/aim

Aim — an easy-to-use and performant open-source experiment tracker.

Primary LanguageTypeScriptApache License 2.0Apache-2.0




Aim logs your training runs, enables a beautiful UI to compare them and an API to query them programmatically.


PyPI Package PyPI Downloads PyPI - Python Version Issues License


Integrate seamlessly with your favorite tools

About Aim

Aim is an open-source, self-hosted ML experiment tracking tool. Aim is good at tracking lots of (1000s) of runs and allowing you to compare them with a performant and beautiful UI.

You can use Aim not only through its UI but also through its SDK to query your runs' metadata programmatically for automations and additional analysis. Aim's mission is to democratize AI dev tools.

Getting Started in 3 Steps

Follow the steps below to get started with Aim.

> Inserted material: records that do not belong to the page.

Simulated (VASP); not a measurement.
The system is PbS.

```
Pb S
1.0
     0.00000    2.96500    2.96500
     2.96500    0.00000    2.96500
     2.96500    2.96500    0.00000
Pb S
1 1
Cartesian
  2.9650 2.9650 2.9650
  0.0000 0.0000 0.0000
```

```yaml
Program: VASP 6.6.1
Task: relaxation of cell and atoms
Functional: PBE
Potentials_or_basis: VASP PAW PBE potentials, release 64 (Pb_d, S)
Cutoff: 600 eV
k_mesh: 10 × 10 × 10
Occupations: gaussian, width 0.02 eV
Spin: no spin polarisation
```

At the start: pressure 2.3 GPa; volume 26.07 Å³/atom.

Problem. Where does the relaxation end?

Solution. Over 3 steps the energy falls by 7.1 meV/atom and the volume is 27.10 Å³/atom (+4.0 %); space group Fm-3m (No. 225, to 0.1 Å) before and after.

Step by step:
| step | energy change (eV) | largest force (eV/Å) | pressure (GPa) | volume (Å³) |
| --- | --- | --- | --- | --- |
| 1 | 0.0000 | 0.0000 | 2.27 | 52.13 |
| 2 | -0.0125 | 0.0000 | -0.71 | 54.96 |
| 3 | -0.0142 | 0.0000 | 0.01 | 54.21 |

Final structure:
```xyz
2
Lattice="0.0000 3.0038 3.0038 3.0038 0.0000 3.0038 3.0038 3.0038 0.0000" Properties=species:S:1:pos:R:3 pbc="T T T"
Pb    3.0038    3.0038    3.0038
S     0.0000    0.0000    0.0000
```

1. Install Aim on your training environment

pip3 install aim

2. Integrate Aim with your code

Integrate your Python script
from aim import Run, Image, Distribution
  
# Initialize a new run
run = Run()

# Log run parameters
run["hparams"] = {
    "learning_rate": 0.001,
    "batch_size": 32,
}

# Log artefacts
for step in range(1000):
    # Log metrics
    run.track(loss_val, name='loss', step=step, context={ "subset": "train" })
    run.track(accuracy_val, name='acc', step=step, context={ "subset": "train" })
  
    # Log images
    run.track(Image(tensor_or_pil, caption), name='gen', step=step, context={ "subset": "train" })

    # Log distributions
    run.track(Distribution(tensor), name='gradients', step=step, context={ "type": "weights" })

See documentation here.

Integrate PyTorch Lightning
from aim.pytorch_lightning import AimLogger

# ...
trainer = pl.Trainer(logger=AimLogger(experiment='experiment_name'))
# ...

See documentation here.

Integrate Hugging Face
from aim.hugging_face import AimCallback

# ...
aim_callback = AimCallback(repo='/path/to/logs/dir', experiment='mnli')
trainer = Trainer(
    model=model,
    args=training_args,
    train_dataset=train_dataset if training_args.do_train else None,
    eval_dataset=eval_dataset if training_args.do_eval else None,
    callbacks=[aim_callback],
    # ...
)
# ...

See documentation here.

Integrate Keras & tf.keras
import aim

# ...
model.fit(x_train, y_train, epochs=epochs, callbacks=[
    aim.keras.AimCallback(repo='/path/to/logs/dir', experiment='experiment_name')
    
    # Use aim.tensorflow.AimCallback in case of tf.keras
    aim.tensorflow.AimCallback(repo='/path/to/logs/dir', experiment='experiment_name')
])
# ...

See documentation here.

Integrate XGBoost
from aim.xgboost import AimCallback

# ...
aim_callback = AimCallback(repo='/path/to/logs/dir', experiment='experiment_name')
bst = xgb.train(param, xg_train, num_round, watchlist, callbacks=[aim_callback])
# ...

See documentation here.

3. Run the training as usual and start Aim UI

aim up

How to use Aim UI?

An overview of the major screens/ features of Aim UI

Runs explorer

Runs explorer will help you to holistically view all your runs, each metric last tracked values and tracked hyperparameters.

Features:

  • Full Research context at hand
  • Search runs by date, experiment, hash, tag or parameters
  • Search by run/experiment

Metrics explorer

Metrics explorer helps you to compare 100s of metrics within a few clicks. It helps to save lots of time compared to other open-source experiment tracking tools.

Features:

  • Easily query any metric
  • Group by any parameter
  • Divide into subplots
  • Aggregate grouped metrics (by conf. interval, std. dev., std. err., min/max)
  • Apply smoothing
  • Change scale of the axes (linear or log)
  • Align metrics by time, epoch or another metric

Images explorer

Track intermediate images and search, compare them on the Images Explorer.

Features:

  • Easily query any image
  • Group images by run parameters
  • Group images by step

Params explorer

Params explorer enables a parallel coordinates view for metrics and params. Very helpful when doing hyperparameter search.

Features:

  • Easily query any metrics and params
  • Group runs or divide into subplots
  • Apply chart indicator to see correlations

Single run page

Explore all the metadata associated with a run on the single run page. It's accessible from all the tables and tooltips.

Features:

  • See all the logged params of a run
  • See all the tracked metrics(including system metrics)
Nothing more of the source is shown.